The plants at the highest risk need your attention first. These include container plants, whose roots are exposed to ambient air temperature. Next, plants that are at the limit of their USDA hardiness zone; they'd likely survive regular winter conditions, but this dip will push them past where they can survive. Finally, evergreens, new plantings, and any fruit buds that have set early. Here's how to take care of them.
How to do last-minute ground and root preparations
Before you even think about covering foliage, switch your focus to roots and surrounding soil; they're the lifeblood of your landscape. The easiest and most impactful step you can take is deep hydration ... if the temperature is above 40 degrees Fahrenheit. If it is, water your shrubs and other vulnerable beds thoroughly. Moist soil holds and radiates heat way more than dry soil does, so this creates a helpful layer of insulation and extra water for the roots. If your ground is already frozen (or if the temperatures are already below freezing, skip this step). Here's how to protect your pants from frost, too.
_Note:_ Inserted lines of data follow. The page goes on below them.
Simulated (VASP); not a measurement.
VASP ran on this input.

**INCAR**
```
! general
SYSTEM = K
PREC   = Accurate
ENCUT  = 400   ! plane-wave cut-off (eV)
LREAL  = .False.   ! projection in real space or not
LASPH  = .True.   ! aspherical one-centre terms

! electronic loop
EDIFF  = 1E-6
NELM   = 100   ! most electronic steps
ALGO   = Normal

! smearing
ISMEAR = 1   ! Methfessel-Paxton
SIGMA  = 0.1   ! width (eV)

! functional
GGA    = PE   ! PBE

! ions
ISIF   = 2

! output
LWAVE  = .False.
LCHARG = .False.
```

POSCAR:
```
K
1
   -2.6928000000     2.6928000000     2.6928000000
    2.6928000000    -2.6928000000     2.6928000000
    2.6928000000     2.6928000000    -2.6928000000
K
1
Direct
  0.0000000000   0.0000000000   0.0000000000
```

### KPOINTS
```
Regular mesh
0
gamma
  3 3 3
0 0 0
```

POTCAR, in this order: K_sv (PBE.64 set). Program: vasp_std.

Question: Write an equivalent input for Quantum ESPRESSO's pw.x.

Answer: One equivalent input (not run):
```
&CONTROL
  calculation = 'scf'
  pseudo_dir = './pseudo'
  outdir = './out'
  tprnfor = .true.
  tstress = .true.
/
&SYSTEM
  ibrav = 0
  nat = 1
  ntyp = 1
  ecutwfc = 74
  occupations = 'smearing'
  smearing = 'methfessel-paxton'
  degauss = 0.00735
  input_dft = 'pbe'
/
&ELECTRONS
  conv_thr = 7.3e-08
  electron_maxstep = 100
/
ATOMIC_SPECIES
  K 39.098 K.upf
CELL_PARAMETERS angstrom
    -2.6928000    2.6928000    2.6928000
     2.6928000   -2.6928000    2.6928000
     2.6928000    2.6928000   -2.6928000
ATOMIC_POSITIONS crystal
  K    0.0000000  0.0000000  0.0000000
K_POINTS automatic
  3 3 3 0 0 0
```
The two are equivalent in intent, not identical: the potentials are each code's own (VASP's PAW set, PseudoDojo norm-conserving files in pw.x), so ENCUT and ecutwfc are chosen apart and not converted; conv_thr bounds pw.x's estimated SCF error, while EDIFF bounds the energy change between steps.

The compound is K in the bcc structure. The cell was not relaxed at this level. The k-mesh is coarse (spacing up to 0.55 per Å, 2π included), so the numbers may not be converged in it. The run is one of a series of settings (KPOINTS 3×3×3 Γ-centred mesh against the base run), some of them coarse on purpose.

Right after you hydrate your plants, apply a fresh and thick layer of insulation, around six inches of organic mulch. Materials like straw, wood chips, or shredded leaves work fine too. Put the mulch over the root zone of any vulnerable perennials and shrubs, but keep it a few inches away from the crown or trunk to prevent root rot. This deep layer is a buffer for your roots for low temps and also prevents frost heaving. Heaving occurs when repeated nightly freezes and daily thaws of the soil pushes plants around, often out of the ground so their roots are exposed. Lastly for this part of the process, get your container plants moved to an unheated garage, shed, or sheltered porch. Grouping them together can help them share any available warmth. If they have to stay outside for some reason, wrap the pots themselves in burlap or bubble wrap to help keep the roots warm.
How to create above-ground insulation and barriers
Now, move on to protecting exposed stems, branches, and foliage. For tender shrubs and perennials, create an insulated tent or shroud using breathable materials like burlap or even old sheets and blankets. The key here is that the covering has to reach all the way to the ground to trap the heat radiating from the soil; use something heavy like rocks or bricks to secure it. However, never use plastic directly against the plant tissue; it can transfer extreme cold and damage the tissue. Use stakes, tomato cages, or metal hoops for a support structure that keeps the insulating material off it, like a hoop house.
For evergreens and shrubs exposed to these nasty winds, set up a physical barrier. Build a screen of snow fencing or stakes wrapped in burlap on the side facing the oncoming wind to interrupt it and greatly reduce windburn. This, importantly, prevents something called sunscald, defined as the splitting of the bark that happens when a cold sunny day warms the bark quickly only for it to freeze and contract again at night. Finally, once the vortex passes, resist the urge to immediately prune any brown or brittle foliage; wait until spring to properly assess the damage since the roots usually survive and can push out new growth. By taking these careful and helpful steps now, you give your most vulnerable plants a better chance at surviving the polar vortex and bouncing back once spring arrives.